Re: I/O for different encodings
Hi,
At 09 Nov 2000 11:30:26 -0500,
Itai Zukerman <zukerman@math-hat.com> wrote:
> I'm working on a piece of software that will parse textual data (a
> list of words), conduct some statistical analyses, and spit out more
> textual data. I'd like to support multiple languages, maybe even
> multibyte encodings. Can someone please point me towards some
> resources, in particular how to handle text input and output in a
> language-independent way? As you can probably guess, I'm new to i18n.
I recommend you to use wchar_t-related functions. I think this is the
standard way to handle multiple encodings.
Using wchar_t, the software can be locale-sensible. If a user sets
his/her environment as UTF-8 (for example, export LC_CTYPE=en_US.UTF-8)

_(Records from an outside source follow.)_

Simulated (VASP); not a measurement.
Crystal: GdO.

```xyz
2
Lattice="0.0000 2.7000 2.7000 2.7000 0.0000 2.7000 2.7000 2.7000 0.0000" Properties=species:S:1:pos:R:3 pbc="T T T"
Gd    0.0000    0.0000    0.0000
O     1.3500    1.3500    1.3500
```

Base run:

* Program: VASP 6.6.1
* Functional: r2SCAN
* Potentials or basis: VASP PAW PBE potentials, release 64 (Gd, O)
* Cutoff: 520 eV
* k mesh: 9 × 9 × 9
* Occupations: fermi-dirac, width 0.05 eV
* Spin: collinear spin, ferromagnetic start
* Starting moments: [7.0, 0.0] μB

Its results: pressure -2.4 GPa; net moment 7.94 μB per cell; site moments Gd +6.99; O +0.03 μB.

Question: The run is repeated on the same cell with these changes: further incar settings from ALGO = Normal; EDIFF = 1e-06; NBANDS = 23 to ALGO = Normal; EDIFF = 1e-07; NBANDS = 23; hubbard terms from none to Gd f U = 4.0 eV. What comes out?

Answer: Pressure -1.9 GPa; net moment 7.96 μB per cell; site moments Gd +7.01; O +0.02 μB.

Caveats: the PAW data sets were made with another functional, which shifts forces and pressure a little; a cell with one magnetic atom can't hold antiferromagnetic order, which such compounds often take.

the software can input/output UTF-8. This is important all that a
user has to do is to set LANG variable for all softwares to work within
the desiable locale.
Your software will need to call setlocale(LC_ALL,""); at first.
LC_ALL may be LC_CTYPE. Input is done using fgetc() + mbstowcs()
or fgetwc(). Output is done using wcstombs() + fputc() or fgetwc().
Principle is that: I/O is done using 'multibyte charachter' and
internal processing is done using 'wide character'. Note that
multibyte character is not always multibyte. It is a term in the
C standard.
Note that your software will also support UTF-8 with wchar_t style
programming, if the OS supports UTF-8 locale. Direct implementing
of UTF-8 will cause that:
- the software supports only UTF-8 (and latin-1?).
- the user cannot use common way to switch locale.
Since these functions are standard C functions, you will be able to
study wchar_t with various books.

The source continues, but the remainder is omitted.